Unlikely animals pairings are the best because they show us that the animal kingdom doesn’t keep itself completely divided between species.
Though they may not look alike at all, animals can become best friends with one another — there really is nothing cuter!
Some friendships span way past dogs and cats getting along — we’ve seen bogs and birds become friends, pigs and cows form special bonds, and even see a duck console a grieving doggie!
But just when we thought we’d seen it all, a new unlikely alliance formed — this time, between an elephant and an ostrich!
Pea the ostrich and his brother were saved while rescuers were out looking for a baby elephant.
They quickly became a part of the family, though they look nothing like their long-nosed friends.
Jotto the elephant and Pea met when the little elephant was brought back to the orphanage, and the two quickly became pals.
Poor little Jotto the elephant became separated from his herd after he fell down a well.
Fortunately, he was saved by the David Sheldrick Wildlife Trust and brought to an elephant orphanage called the Nairobi Nursery, where he would bond with an unlikely feathery friend.
This friend was Pea the ostrich, who was saved in 2014 with her brother, Pod, while the rescuers were out looking for another baby elephant.
They were taken back to the orphanage and grew up to be big and strong.
Though Pod has since left the little elephant oasis, Pea still remains, welcoming new elephants to their safe sanctuary.
She is not the only non-elephant, either. There is also a long orphaned giraffe named Kiko.
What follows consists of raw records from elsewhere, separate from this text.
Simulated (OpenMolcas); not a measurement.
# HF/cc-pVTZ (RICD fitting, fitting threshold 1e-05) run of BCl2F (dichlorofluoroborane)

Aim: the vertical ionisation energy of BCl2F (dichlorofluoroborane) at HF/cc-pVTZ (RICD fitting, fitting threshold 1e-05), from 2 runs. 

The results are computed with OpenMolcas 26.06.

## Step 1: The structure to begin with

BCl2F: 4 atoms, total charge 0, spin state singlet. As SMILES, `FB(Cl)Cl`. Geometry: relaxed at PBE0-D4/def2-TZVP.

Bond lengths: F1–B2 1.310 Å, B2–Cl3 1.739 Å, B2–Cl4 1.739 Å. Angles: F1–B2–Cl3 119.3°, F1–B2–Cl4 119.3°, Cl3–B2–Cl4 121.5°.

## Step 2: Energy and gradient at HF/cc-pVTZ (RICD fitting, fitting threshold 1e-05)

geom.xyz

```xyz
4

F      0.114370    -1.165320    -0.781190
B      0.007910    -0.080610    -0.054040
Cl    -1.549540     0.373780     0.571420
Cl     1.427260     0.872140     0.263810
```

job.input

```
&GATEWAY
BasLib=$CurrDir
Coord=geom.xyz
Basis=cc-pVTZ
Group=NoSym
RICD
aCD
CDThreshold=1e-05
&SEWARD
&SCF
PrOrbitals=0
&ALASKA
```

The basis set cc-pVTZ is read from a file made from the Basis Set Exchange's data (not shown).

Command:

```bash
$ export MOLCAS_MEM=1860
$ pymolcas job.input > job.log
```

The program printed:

“It is safe to say orphaned ostrich Pea most definitely believes she is part of the elephant herd, and little Jotto is more than happy to enjoy a cuddle with his feathered friend,” the wildlife trust wrote on Facebook.
It looks like, no matter what species you may be, you can be a welcomed kindred spirit at this orphanage.
The wildlife trust continues to save and rehabilitate plenty of poor abandoned animals in the wild. We look forward to seeing more unusual animal pairs emerge out of their great big family.